Advance copies of exams bring up to $660

  • 2000-06-01
  • By Anna Pridanova
RIGA - On May 18, a day before pencils were to be sharpened to hone answers to the nearest hundredth, school officials canceled the unified secondary schools' graduation mathematics exam when they found out copies of the exam were on sale.

The practice of taking unified state exams was introduced four years ago. Every year since then the Latvian Ministry of Education and Science has had problems with sustaining confidentiality of the exams' content, said ministry spokeswoman Ilze Ake.

The ministry received information about the leak of information from two Latvian newspapers, Neatkariga Rita Avize and Lauku Avize.

"Half an hour later, the worried teachers called us, and said they suspected information to be disclosed," said Ake. "We received not only the information, but the test copies as evidence."

The test exercises available ranged in cost from 20 lats up to 400 lats ($33 - $660). Because of students' usual stress before state exams, enterprising exam retailers offered copies of both the math and English exams on the Internet in the second half of April.

The state exams in total cost more than 70,000 lats from the state budget to cover production, materials, evaluation, transportation, monitoring and security.

To provide secrecy, the ministry's Education Content and Examination Division sends the parcels of exams to 38 school boards including all Latvian secondary schools only a week before the test day. This year the postal system Latvijas Pasts couriers delivered the parcels on May 12. Only half an hour before examination can school directors receive the exam envelopes with only as many copies as the number of students to be tested.

The Ministry of Education suspended the examination three hours after it received the first signals of a possible leak of information. The announcement was accompanied with an official request for school boards to deliver parcels with all the envelopes intact to the ministry before May 22.
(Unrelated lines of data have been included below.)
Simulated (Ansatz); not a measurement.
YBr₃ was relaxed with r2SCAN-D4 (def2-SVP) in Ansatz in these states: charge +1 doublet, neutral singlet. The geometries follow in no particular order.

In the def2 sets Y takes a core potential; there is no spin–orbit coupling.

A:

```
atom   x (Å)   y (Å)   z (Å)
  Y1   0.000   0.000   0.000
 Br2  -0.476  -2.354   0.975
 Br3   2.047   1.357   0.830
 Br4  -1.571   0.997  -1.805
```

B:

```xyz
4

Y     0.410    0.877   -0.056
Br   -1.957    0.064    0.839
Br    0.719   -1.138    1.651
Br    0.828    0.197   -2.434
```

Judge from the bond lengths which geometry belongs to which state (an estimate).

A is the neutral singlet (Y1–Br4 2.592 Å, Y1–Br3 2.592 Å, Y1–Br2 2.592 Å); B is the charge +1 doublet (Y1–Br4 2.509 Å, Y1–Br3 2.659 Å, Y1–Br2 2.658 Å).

"We received all 38 parcels in the so-called "safety bags." Four of them were damaged, but not opened. They are in the expertise of the police now. But the parcel from the Riga Northern District School Board lacked an envelope assigned to Riga School No. 31," said Ake.

Marite Grebzde, the head of the Riga Northern District School Board, said that they received only 18 envelopes with the math exam file copies instead of 19, missing the envelope assigned to Riga School No. 31.

"We always have some problems with this school. What supports my words is that for the May 18 exam we received 19 parcels with the test copies," she said.

The postponed math exam mandatory for all 19,072 Latvian graduate students was given on May 27.

"We always make an additional exam set, so if there are emergency situations, the state exam can still happen. We had only to duplicate and to deliver it to the schools," said Andersone, the head of the ECED.

The new exam copies were delivered to the schools shortly before the test. The regional school boards got the new exams before midnight on Friday, May 26, and Riga and Riga region school boards - from 7 a.m. to 8 a.m. on the morning of the exam."

The math exam went smoothly without any problems or any violations, said Andersone.

"This time our observers, the ministry workers monitoring the examination processes at the schools, did a very good job. If earlier we received complaints from both the schools and our observers, this time we had no problems," she said.

Grebzde had a different opinion.

"No, there were many violations, and many schools are now writing their complaints to the ministry. The translation of math exam text from Latvian to Russian was so bad that children could not understand the text of one of the exercises. If Latvian students spent five minutes to accomplish it, Russian students - 30 minutes," said Grebzde.

The ECED admitted this mistake, but "because it was made in the hectic time before re-examination, no one from ECED will be punished," said Ake. "Unfortunately, the ministry did not receive any complaint from the schools. They more willingly complain to media and not to ECED."

"I personally was the observer at School No. 13, and instead of 33 exam copies, they were delivered 55. Why, if the requests with the number of students taking the test is sent more than half a year in advance? If the copies sent would be numbered everything would be different," said Grebzde.

The ministry's investigation commission finished its work on May 30, stating that the ministry's division did not violate its duties and preserved secrecy of the materials. The envelope turned up missing after all the parcels were delivered to the destinations by the state ECED, said the report.

"We don't know either whose responsibility it is now. Unfortunately, we did not discover who stole the information." said Ake.

The state police is to continue investigation, for the moment stating that the information was stolen not via the ministry's ECED connection to the Internet, said Krists Leiskalns, spokesman for state police.

The police are investigating two possible sources of the exam theft - with the ministry's or school board's workers involved or the firm providing delivery, Latvijas Pasts.

Last year after the investigation of a similar theft, the state police detected people selling exam copies on the black market, and forwarded the case to the prosecutor's office.

Asked, how far the investigation has proceeded in finding the people who stole the exam, Leiskalns said at the moment the police don't know the answers.

The ECED has had minimal changes in staff during the four years of its existence.